Probability: Part 1

Hi everyone! This week, I was traveling to Park City, Utah, to participate in the 3-week Park City Mathematics Institute. It’s currently a blast! I have more time now, but in the meantime, I asked my good friend Mike Schmidt to write a guest article for me. He wrote on probability which, if you’ve been reading for a while you know, is deeply connected to modern physics.

Anyway, here’s the article. Thanks, Mike!

The laws of Probability
So true in general
So fallacious in particular.

~Edward Gibson

 CHOCOLATE DICE! YUM!

Probability is just so fantastic, I could eat it all up. (Chocolate dice by Dice Candies).

Throughout history, humans have played games of chance. However, it wasn’t until the 1600s when Blaise Pascal and Pierre de Fermat started to investigate the a mathematical description of chance. The story starts, as most good stories do, with gambling. The following passage comes from Tom Apostol’s excellent calculus textbook:

“A gambler’s dispute in 1654 led to the creation of a mathematical theory of probability by two famous French mathematicians, Blaise Pascal and Pierre de Fermat. Antoine Gombaud, Chevalier de Méré, a French nobleman with an interest in gaming and gambling questions, called Pascal’s attention to an apparent contradiction concerning a popular dice game. The game consisted in throwing a pair of dice 24 times; the problem was to decide whether or not to bet even money on the occurrence of at least one “double six” during the 24 throws. A seemingly well-established gambling rule led de Méré to believe that betting on a double six in 24 throws would be profitable, but his own calculations indicated just the opposite.

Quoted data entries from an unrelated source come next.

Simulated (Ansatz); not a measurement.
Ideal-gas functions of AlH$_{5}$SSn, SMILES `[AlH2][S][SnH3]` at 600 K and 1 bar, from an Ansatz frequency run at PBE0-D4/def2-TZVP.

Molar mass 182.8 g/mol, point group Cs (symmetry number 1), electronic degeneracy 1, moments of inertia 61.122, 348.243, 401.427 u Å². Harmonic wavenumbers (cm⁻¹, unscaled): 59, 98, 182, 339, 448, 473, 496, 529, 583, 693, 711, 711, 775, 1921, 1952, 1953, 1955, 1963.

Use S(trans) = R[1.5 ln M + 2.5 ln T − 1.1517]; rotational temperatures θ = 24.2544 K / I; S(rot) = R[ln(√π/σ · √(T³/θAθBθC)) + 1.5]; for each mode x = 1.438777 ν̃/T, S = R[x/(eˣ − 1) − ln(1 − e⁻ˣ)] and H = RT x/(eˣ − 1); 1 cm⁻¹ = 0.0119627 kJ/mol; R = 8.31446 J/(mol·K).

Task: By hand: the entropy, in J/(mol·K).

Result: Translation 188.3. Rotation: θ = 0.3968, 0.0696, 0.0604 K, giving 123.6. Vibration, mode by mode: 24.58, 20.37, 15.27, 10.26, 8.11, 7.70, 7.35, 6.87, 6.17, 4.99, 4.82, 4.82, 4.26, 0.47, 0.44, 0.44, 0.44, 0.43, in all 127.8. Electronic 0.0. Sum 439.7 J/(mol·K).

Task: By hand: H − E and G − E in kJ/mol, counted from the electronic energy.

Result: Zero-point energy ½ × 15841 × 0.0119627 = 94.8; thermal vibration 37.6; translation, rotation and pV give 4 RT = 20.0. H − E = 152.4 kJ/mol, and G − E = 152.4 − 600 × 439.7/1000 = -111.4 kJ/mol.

This problem and others posed by de Méré led to an exchange of letters between Pascal and Fermat in which the fundamental principles of probability theory were formulated for the first time. Although a few special problems on games of chance had been solved by some Italian mathematicians in the 15th and 16th centuries, no general theory was developed before this famous correspondence.

The Dutch scientist Christian Huygens, a teacher of Leibniz, learned of this correspondence and shortly thereafter (in 1657) published the first book on probability; entitled De Ratiociniis in Ludo Aleae, it was a treatise on problems associated with gambling. Because of the inherent appeal of games of chance, probability theory soon became popular, and the subject developed rapidly during the 18th century. The major contributors during this period were Jakob Bernoulli (1654-1705) and Abraham de Moivre (1667-1754).

What does it mean to be random? If you do something the same way each time, but the outcome is different, that’s random. More formally, an operation which results in different results given identical starting conditions is said to be random. A random system, is the system where you perform the operation. For example, if I flip a coin, I’ve performed a random operation. But the coin is the random system.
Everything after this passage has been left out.